However, homes are still seen as slightly overvalued. When asked to describe the level of house prices on a scale of 1 to 10 from extremely cheap to extremely expensive, the median response was 6.
In London, the median rating was 8. With prices set to rise 2.0% this year and next, there will not be any respite for people looking to buy in the capital.
The average asking price for a home in London was around 630,000 pounds ($805,203) last month, property website Rightmove said, almost six times the average UK annual salary, putting dreams of getting on the property ladder out of reach for many.
Still, British lenders approved the highest number of mortgages for house purchase in nearly four years in January, Bank of England figures showed on Monday, confirming a pick-up in consumer demand at the start of 2020.
When asked what was most likely for London housing market activity over the coming year, around two-thirds of respondents replied by saying an acceleration rather than a prolonged period of sub-par activity followed by a recovery or a slowdown.

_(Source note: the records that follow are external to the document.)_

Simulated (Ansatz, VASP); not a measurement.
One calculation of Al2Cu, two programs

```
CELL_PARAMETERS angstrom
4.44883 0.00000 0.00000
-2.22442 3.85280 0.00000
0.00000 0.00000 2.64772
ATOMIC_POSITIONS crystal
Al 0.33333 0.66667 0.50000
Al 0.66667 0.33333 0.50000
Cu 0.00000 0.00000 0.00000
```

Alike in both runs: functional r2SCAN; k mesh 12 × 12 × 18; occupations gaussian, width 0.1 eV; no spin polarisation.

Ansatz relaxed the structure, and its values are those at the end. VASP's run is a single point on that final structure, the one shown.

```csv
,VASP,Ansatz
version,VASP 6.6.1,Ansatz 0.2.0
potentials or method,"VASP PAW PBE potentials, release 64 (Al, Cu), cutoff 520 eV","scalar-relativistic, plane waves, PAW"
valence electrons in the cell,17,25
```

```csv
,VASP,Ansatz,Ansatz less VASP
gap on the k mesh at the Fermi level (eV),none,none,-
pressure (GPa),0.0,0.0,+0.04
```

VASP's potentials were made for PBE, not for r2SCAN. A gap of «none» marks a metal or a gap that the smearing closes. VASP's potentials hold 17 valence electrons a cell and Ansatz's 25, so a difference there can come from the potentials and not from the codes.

It was a similar split when asked the same question about activity nationally.
“While the direction of travel in the near-term is clear, the size of that gain is not,” said Hansen Lu at Capital Economics.
“House prices are still high relative to incomes, while mortgage interest rates are unlikely to fall further. That means the housing market is still constrained by limited deposit availability, loan-to-income limits and a lack of homes for sale.”